The transposition of the CRDV’

Amendments to the Investment Services Act, Subsidiary Legislation and MFSA’s Rulebook

1 February 2022

On 28 December 2021, the Capital Requirements Directive (EU/2019/878) (hereinafter referred to as ‘CRDV’), forming part of the so-called ‘CRDV Package’, which consists of (i) the Capital Requirements Regulation (‘CRRII’) and (ii) the CRDV, as well as the changes enacted to it by virtue of Article 62 of the Investment Firms Directive (EU/2019/2034) (hereinafter the ‘IFD’) were transposed into national legislation by means of Act No. LXXI of 2021 and Act. No LXXII of 2021, respectively.

Prior to the ‘IFRD Package’, being a recently enacted prudential framework targeting investment firms authorised and supervised under the Markets in Financial Instruments Directive (‘MiFID II’) and comprising the Investment Firms Regulation (‘IFR’) and the IFD, investment firms were generally subject to the same prudential framework as credit institutions, that of CRRII/CRDV framework. Following the introduction of four different Classes by the said legislative package, the CRRII/CRDV regime intends to target investment firms of significant size (otherwise referred to as systemic firms), being those firms falling under Class 1 or Class 1 Minus.

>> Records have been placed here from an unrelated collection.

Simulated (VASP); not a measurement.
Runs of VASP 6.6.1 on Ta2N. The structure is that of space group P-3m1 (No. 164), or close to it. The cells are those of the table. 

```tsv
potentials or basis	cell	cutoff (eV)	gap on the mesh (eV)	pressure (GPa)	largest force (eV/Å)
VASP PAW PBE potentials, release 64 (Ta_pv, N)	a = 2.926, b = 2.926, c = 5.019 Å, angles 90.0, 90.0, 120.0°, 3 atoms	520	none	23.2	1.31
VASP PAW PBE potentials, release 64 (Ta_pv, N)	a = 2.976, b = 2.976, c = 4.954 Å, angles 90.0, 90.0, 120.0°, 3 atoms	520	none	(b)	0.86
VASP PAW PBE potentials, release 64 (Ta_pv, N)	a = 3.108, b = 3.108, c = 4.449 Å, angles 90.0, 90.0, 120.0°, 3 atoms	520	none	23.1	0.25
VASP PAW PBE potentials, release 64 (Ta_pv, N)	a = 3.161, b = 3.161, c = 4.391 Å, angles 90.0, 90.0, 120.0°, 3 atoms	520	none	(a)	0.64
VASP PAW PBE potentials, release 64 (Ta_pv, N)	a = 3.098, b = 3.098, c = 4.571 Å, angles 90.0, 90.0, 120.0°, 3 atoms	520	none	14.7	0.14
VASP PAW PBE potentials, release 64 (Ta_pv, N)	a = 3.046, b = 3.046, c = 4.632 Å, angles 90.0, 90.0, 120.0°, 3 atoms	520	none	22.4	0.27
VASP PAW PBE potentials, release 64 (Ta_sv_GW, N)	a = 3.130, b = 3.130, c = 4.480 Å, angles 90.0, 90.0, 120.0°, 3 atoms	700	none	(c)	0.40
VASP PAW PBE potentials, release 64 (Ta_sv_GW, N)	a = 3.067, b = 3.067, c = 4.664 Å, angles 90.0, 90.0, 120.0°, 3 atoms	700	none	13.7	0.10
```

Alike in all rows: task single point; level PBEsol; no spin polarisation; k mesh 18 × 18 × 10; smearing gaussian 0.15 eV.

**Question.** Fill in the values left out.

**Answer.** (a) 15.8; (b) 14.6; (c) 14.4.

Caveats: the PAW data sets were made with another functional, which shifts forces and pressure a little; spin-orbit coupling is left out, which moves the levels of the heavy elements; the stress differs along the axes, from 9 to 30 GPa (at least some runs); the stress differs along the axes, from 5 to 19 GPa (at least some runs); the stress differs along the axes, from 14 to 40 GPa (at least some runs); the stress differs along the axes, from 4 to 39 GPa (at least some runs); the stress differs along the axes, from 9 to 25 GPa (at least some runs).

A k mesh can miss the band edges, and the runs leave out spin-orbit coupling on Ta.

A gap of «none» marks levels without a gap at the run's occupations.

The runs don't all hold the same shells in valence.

In view of the above, amendments have been affected to the Investment Services Act (Chapter 370 of the Laws of Malta) (hereinafter referred to as the ‘Act’ or ‘ISA’) and to various Subsidiary Legislation (‘S.L.’) issued under the Act, in particular to S.L. 370.15, 370.25 and 371.15 of the Laws of Malta, with the latter being repealed and replaced by S.L. 370.46 of the Laws of Malta. In addition, the Malta Financial Services Authority (‘MFSA’ or the ‘Authority’) has also enacted numerous changes to Part BI: Rules applicable to Investment Services License Holders which qualify as MiFID Firms (hereinafter the ‘Rulebook’).

The principal amendments brought upon the overarching local framework by virtue of transposing the CRDV are as follows:

Amendments to the Act
  • (Mixed) Financial Holding Companies

The Act, under Article 10CA, stipulates a new approval (or exemption from approval) requirement for Financial Holding Companies and Mixed Financial Holding Companies (collectively referred to as [‘(M)FHCs’] having an investment firm as a subsidiary and fulfilling the conditions stipulated in the CRDV.

In cases, where (M)FHCs do not meet or cease to meet the conditions for approval or exemption from approval, the Act, under Article 29AA, empowers the competent authority to take any administrative action as deemed appropriate in order to ensure compliance with the consolidated requirements put forward by the relevant legislation.

  • Intermediate EU Parent Undertaking

Article 10D of the Act establishes a new requirement for investment firms licensed in terms of the Act and being part of a third-country group, which has as part of the same group, one or more other credit institutions or investment firms, licensed in Malta or in another Member State. Such requirement prescribes license holders to have a single intermediate EU parent undertaking established in Malta or in another Member State, unless the total value of assets of the third-country group in the EU is less €40bn.

Amendments to Subsidiary Legislation
  • S.L. 370.15 | Supervisory Review Regulations

The enacted changes incorporate, inter alia, updates to the additional own funds requirements to be met by investment firms and endow the competent authority with enhanced supervisory powers in terms of regulatory reviews of firms’ internal capital both within the regular supervisory circle and upon request.

  • S.L. 370.25 | Administrative Penalties, Measures and Investigatory Powers Regulations

The amended Regulations authorise the competent authority to impose an administrative penalty or any other measure as deemed appropriate upon (M)FHCs when their conduct results in an infringement of their obligations as prescribed under the Act, any S.Ls issued thereunder and the Rulebook.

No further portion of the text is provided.